Travel Tales: The alleyway

The late Jan Wheatcroft

by Jan Wheatcroft

On the island of Samos, Greece, I lived in a small hovel of a house built into the old Orthodox Church and entered from a very thin alleyway. I walked along this cobblestone passage to throw my garbage into the sea, the only way to dispose of refuse at the time.   

I was preparing to go by a small fishing boat or kayiki to a neighboring island that was only reachable by local fishing boats. I, along with a few others, had been invited to a local wedding on the island and it was to be very traditional, with village folk dancing and the music made on the old instruments rarely seen any longer. All the old customs of visiting both the bride’s and groom’s homes to watch them publicly being dressed and prepared for the marriage were to be performed as well. My children were included in the invitation. We would stay there sleeping in the rough for a few days. 

As I returned from the tossing of the garbage, a neighbor, Kyria Eleni, stepped out of her door to invite me into her kitchen for a cup of Greek coffee. She was a widow, bent with age and a hard life, covered from head to toe in black clothing. I dipped my head to enter her small room and then sat and watched her make the coffee.

She took a small copper pot with a long handle and then poured enough water for just one cup, which she placed on a single burner heated by bottled gas. She added a scoop of powdered coffee grounds and two scoops of sugar and stirred the small pot until the mixture came to a boil. The pot was removed for a minute to let the bubbling settle down and then was placed on the fire for a second time and again brought to a boil. Then she poured in into a small cup and handed it to me. I drank it slowly, savoring its strength and its sweetness. Homemade coffee was always better than that from a cafe.

When I had finished, she took the cup from me and as I stood up to leave she said, “Sit. Sit quietly and I will read your fortune from the grounds.” I have always enjoyed having my coffee grounds read so I happily sat and tipped the cup upside down onto the saucer and let it rest. After a few moments, Kyria Eleni picked up the cup and studied the patterns that had formed. She smiled and said, “You will have visitors from America. They are coming to see you.” I smiled and thanked her both for the coffee and the fortune she had seen in my cup. However, I knew that no one was coming. Who did I know in the States who would visit me on my small island in Greece?

I gathered my boys and our bags and we went down to the harbor. We climbed onto the fishing boat and attended the wedding on the tiny island of Agathanisi, also known as the goat island. 

This small island is very dry and barren. The village is at the top, a good hard walk up. Small huts and fishing boats lined the simple harbor at the bottom. All our goats for Easter meals came from here as well as a great deal of good fish. We climbed up to the top to the only cafe on the island, which was being readied for the wedding festivities. Suddenly someone called my name and shouted that I had a phone call.

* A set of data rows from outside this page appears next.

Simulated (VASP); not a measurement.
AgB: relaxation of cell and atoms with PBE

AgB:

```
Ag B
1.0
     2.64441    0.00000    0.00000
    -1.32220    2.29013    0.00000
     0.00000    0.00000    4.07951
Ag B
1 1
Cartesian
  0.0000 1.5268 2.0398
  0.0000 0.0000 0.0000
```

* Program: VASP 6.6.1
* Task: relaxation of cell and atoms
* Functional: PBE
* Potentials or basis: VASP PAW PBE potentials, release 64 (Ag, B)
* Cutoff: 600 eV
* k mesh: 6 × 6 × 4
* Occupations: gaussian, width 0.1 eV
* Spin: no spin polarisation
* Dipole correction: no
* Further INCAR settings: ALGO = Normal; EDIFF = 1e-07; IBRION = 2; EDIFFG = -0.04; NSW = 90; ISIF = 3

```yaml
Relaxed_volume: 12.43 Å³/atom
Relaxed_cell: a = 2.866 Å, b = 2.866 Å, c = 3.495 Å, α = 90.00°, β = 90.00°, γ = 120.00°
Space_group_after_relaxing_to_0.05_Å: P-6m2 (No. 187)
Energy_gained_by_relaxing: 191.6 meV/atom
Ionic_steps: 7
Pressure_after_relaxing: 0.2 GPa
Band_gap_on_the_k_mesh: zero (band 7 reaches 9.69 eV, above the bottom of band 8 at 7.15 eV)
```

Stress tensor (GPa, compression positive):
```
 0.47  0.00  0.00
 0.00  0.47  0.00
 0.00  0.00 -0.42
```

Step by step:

The cafe had the only phone on the island and I was surprised that someone was calling me. It was my neighbor Eftihula, calling to tell me that my cousin Patty and her new husband had just arrived and were looking for me. The coffee grounds had told the truth. Eftihula arranged for them to come to the island on another fishing boat. They would arrive in time for the wedding. 

We walked to both the groom’s house and the bride’s house to watch each of them being dressed by family members and friends. Each stood passively as they were clothed in island finery, and then money was tossed onto the beds for good luck and prosperity in beginning of their new life together. The boat arrived and Patty and her new husband Alan had arrived in time to participate in the wedding festivities.

In the church, the bride and groom were walked around with double crowns held over their heads, and large candles were burned. It seemed very fitting that my cousins had just said their vows and now they were able to celebrate at a local Greek wedding.

Afterwards, everyone walked the few steps to the cafe where the villagers had prepared wonderful food to share and each guest was given a small bag of sugared almonds as a gift to remember the day. The musicians played their traditional stringed instruments and dancing went on late into the night. 

I asked Patty why she hadn’t let me know she was coming. She said she had sent me a letter but I had never received it. It didn’t matter. Everyone was made welcome, beds were found, food was abundant and swimming was right in front of us for all the days we celebrated and rested. For them, it was a special way to begin a honeymoon, one they have always remembered.